When a teacup isn't meant for tea — perhaps it's meant as a prop in a stage production of "Alice in Wonderland" or simply as a whimsical sculpture — there's no need to craft it out of ceramic or china. Papier-mache (alternatively, paper mache), one of the most inexpensive, easy-to-work-with and versatile crafting techniques, can be used to create teacups in virtually any size, shape and color. Start with a basic oversized teacup, then you can move on to more elaborate styles.
Measure 5 inches from the top of an empty plastic 2-liter bottle, and mark with a permanent marker. Make a horizontal cut at the mark with a craft knife, then cut around the bottle using a pair of scissors.
Mix one part white glue and one part water in a bowl until they're well-combined.
Tear a sheet of newspaper into small pieces, about 2 inches long. Dip the pieces of newspaper into the glue mixture one at a time and press them, overlapping on the inside of the dome-shaped bottle top. Allow the papier-mache to dry over night.
Apply a second layer of papier-mache. Allow it to dry overnight.
Hold the dry papier mache dome with one hand and gently twist the plastic bottle top with the other. When the papier mache pulls away from the plastic, remove the paper dome and set the bottle top aside.

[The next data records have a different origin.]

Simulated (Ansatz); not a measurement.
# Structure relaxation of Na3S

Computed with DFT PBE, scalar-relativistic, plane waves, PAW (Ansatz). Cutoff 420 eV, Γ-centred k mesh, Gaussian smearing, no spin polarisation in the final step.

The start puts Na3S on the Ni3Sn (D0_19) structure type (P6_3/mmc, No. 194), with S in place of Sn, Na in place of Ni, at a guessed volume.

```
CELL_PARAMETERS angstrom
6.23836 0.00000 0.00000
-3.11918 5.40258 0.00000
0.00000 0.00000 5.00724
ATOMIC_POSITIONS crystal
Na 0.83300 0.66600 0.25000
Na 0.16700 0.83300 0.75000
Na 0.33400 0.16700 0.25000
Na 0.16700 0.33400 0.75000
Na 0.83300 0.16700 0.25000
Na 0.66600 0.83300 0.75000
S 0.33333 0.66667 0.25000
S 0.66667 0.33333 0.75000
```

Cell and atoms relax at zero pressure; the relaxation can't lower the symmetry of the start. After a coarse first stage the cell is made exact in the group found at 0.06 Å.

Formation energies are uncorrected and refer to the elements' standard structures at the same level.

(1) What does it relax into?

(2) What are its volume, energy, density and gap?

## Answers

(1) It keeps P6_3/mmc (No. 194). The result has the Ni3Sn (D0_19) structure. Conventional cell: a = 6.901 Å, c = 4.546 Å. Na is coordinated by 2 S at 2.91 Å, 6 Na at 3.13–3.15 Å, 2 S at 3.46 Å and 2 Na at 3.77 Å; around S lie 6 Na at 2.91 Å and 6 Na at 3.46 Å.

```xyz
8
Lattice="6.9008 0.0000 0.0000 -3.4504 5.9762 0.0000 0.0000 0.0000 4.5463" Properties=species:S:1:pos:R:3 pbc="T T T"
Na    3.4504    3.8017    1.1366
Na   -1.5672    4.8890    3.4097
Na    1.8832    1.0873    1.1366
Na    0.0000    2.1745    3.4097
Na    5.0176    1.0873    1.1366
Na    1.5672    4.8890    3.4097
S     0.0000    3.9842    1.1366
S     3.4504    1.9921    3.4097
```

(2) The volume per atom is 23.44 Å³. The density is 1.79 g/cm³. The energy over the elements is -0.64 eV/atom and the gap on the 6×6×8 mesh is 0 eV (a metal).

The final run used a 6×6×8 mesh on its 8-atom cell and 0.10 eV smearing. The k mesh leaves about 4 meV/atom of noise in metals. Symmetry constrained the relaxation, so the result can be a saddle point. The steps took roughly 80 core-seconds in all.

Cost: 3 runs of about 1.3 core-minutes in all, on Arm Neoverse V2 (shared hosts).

Cut a 1-inch-by-5-inch strip of cardboard out of an empty cereal box. Shape it into a ring and glue it to the bottom of the papier mache dome. Cut a second 1 1/2-inch-by-6-inch piece of cardboard. Bend one-half inch of the each end of the strip upward; glue the bent tabs to the side of the dome in a teacup handle shape.
Apply another layer of papier mache on the teacup, covering the base and handle. Allow the teacup to dry overnight.
Paint the teacup as desired with acrylic paints.
To make a papier-mache saucer, cut a circle out of corrugated cardboard and cover it with at least two layers of papier-mache. For smaller teacups, you can use a yogurt cup as as a base.